OLD LYME — In a small but significant step, the Old Lyme Water Pollution Control Authority is preparing to sign a preliminary agreement to join the cost-sharing agreement of the town’s three private beach associations for the construction, operation and maintenance of sewers.
If signed by all parties, the agreement — which is a preparatory document and not the cost-sharing agreement itself — will be the first formalized statement of a business partnership between the Town of Old Lyme and the three chartered beach communities after years of discussion about the construction of sewers along the shoreline, said Richard Prendergast, chair of the authority.
“This is an agreement to join the cost-sharing agreement because it allows us to promise to join them and their promise to let us join,” he said by phone Tuesday. “It allows us to trigger working on the other elements that we need to do, like the intermunicipal agreement and easements. We have a laundry list of things we have to do so when we submit our application for Clean Water Funds for the construction part — we’ve already applied for funds for the design part — we need these things in place or else they won’t give us the money for it.”
Town residents and property owners approved a $9.5 million sewer construction bond for Sound View Beach and Miscellaneous Area B in a hotly contested referendum on August 13. A Clean Water Funds grant would reduce the cost by 25 percent to $7.44 million.
The preliminary agreement will also require the town’s authority to pay the three beach associations —Old Colony Beach, Miami Beach and Old Lyme Shores Beach — about $66,000 to cover the town’s portion of engineering and legal expenses already incurred by the beach associations.
“We’re paying our apportioned share of the last seven years of work that the private beach associations have done to get to where they are,” Prendergast said. “They’re asking us, as part of the agreement to joining them, that we pay a portion of what we would owe if we join them full on, as a way of showing good faith and a way of showing that we’re going to be committed to joining them.”
Prendergast said the $66,000 breaks down to about 30 percent planning and 70 percent legal fees.
“The planning is to build the pump house. The legal is to form the cost-sharing agreements, the intermunicipal agreements with East Lyme and New London, and for some private easements,” he said.
Prendergast presented the preliminary agreement to the Board of Selectmen at their Monday night meeting, seeking signed approval from First Selectman Timothy Griswold.

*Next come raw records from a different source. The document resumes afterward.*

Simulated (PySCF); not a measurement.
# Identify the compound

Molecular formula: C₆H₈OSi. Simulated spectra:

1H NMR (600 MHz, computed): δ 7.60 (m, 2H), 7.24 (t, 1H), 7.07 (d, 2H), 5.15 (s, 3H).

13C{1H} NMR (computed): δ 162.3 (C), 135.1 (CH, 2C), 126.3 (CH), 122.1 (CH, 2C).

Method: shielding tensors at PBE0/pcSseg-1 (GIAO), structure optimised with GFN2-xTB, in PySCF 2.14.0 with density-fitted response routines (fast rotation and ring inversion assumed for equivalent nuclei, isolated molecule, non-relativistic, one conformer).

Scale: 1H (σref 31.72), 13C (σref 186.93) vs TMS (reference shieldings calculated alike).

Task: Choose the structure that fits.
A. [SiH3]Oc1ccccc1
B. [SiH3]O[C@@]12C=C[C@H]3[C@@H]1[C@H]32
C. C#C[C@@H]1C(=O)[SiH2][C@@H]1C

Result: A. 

“The WPCA had voted that its chair or vice chair could sign the agreement to join the cost sharing agreement if the selectmen agree to sign it,” Prendergast said.
The Board of Selectmen did not sign the agreement but opted instead to send it to the Board of Finance and to the town attorney, Michael Carey of Suisman Shapiro, for further analysis and vetting.
Griswold said the agreement could be ready to sign around the time of the Board of Finance meeting.
“It’s being hammered out by an attorney for the three beaches and the town’s attorney, so once they’re in agreement, then we’ll get word back from the attorney that it’s all set. That should be about the same time frame as it would be to attend the Board of Finance which is two weeks hence,” Griswold said Tuesday night.
Prendergast said he was ready to present the preliminary agreement to the Board of Finance on June 16.
“We’ll go to the Board of Finance and we’ll answer their questions and see what their concerns are,” he said. “They’re afraid that there will be some huge amount of money that the town will have to budget for until we get our reimbursements, which I’ve explained, that’s not the case.”
The presentation is considered pro forma, said Andrew Russell, chair of the Board of Finance, by phone Tuesday night.
“We haven’t seen the whole thing yet, but our discussion on the 16th is about shifting some of their current year budget items from certain line items that are not going to be needed anymore into predominantly legal fees for them to get that agreement finalized,” he said. “So it’s really not that we have concern about the agreement, it’s more of a procedural thing for us.”
The preliminary agreement is the first step toward building a sewer system for all parties without duplication of effort and cost, said Prendergast.
“The analogy I use is carpooling. If we buy one car, we all share it versus we buy two cars and we park them next to each other,” he said.
This story has been edited to clarify that no “vote” was taken to send the draft agreement to the Board of Finance and town attorney. The board rather “opted” to send the draft agreement to the Board of Finance and town attorney.